Hi,
I have been trying to get a simple kernel to multiply two arrays together, element wise. I can successfully perform the operation on a real array. However, when I make the arrays complex the subroutine fails. By redefining subroutine to perform the problem in terms of a loop of 1D row operations I can obtain the correct result. Furthermore, using directives one obtains the correct result
The attached code shows my implementation, and if anyone has suggestions as to where this is going wrong I would be very grateful.
module kernel_def
contains
attributes(global) subroutine multiplication_complex(c_dTemp, c_eTemp,c_fTemp, m,n)
integer, value :: n,m
integer :: ix,iy
complex,device :: c_dTemp(n,m),c_eTemp(n,m),c_fTemp(n,m)
!calculate the number of threads and blocks
ix = (blockIdx%x-1)*blockDim%x + threadIdx%x
iy = (blockIdx%y-1)*blockDim%y + threadIdx%y
c_fTemp(ix,iy+j)=c_dTemp(ix,iy+j)*c_eTemp(ix,iy+j)
end subroutine multiplication_complex
attributes(global) subroutine multiplication_real(r_dTemp, r_eTemp,r_fTemp, m,n)
integer, value :: n,m
integer :: ix,iy
real,device :: r_dTemp(n,m),r_eTemp(n,m),r_fTemp(n,m)

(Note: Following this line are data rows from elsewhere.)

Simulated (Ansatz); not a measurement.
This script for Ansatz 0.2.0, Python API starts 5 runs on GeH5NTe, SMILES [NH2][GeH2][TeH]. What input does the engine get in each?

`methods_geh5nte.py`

!calculate the number of threads and blocks
ix = (blockIdx%x-1)*blockDim%x + threadIdx%x
iy = (blockIdx%y-1)*blockDim%y + threadIdx%y
r_fTemp(ix,iy)=r_dTemp(ix,iy)*r_eTemp(ix,iy)
end subroutine multiplication_real
end module
program prog
use cudafor
use kernel_def
implicit none
integer :: n = 1024
integer :: tbp = 1024
integer :: i,j
real :: total
real, dimension (n,n) :: a,c
real, device, dimension(n,n) :: r_dTemp,r_eTemp,r_fTemp
complex, device, dimension(n,n) :: c_dTemp,c_eTemp,c_fTemp
complex, dimension(n,n) :: c_a
type(dim3) :: blocksize, gridsize
blocksize = dim3(n/tbp,n/tbp,1)
gridsize=dim3(ceiling(dfloat(n)/dfloat(blocksize%x)),ceiling(dfloat(n)/dfloat(blocksize%y)),1)
c_fTemp = cmplx(0.0,0.0)
c_dtemp = cmplx(25.0,0.0)
c_eTemp = cmplx(60.0,0.0)
r_fTemp = 0.0
r_dtemp = 25.0
r_eTemp = 60.0
call multiplication_complex<<<blocksize,gridsize>>>(c_dTemp,c_eTemp,c_fTemp, N,n)
c_a=c_fTemp
total=sum(c_a*conjg(c_a))
write(*,*) 'complex total ',total
!accelerator directives
!$acc region
c_fTemp=c_dTemp*c_eTemp
!$acc end region
c_a=c_fTemp
total=sum(c_a*conjg(c_a))
write(*,*) 'acc complex total',total
!real implementation
call multiplication_real<<<blocksize,gridsize>>>(r_dTemp,r_eTemp,r_fTemp, N,n)
c_a=c_fTemp
total=sum(c_a)
write(*,*) 'real total ',total
!accelerator directives
!$acc region
r_fTemp=r_dTemp*r_eTemp
!$acc end region
a=r_fTemp
total=sum(a)
write(*,*) 'acc real total ',total
end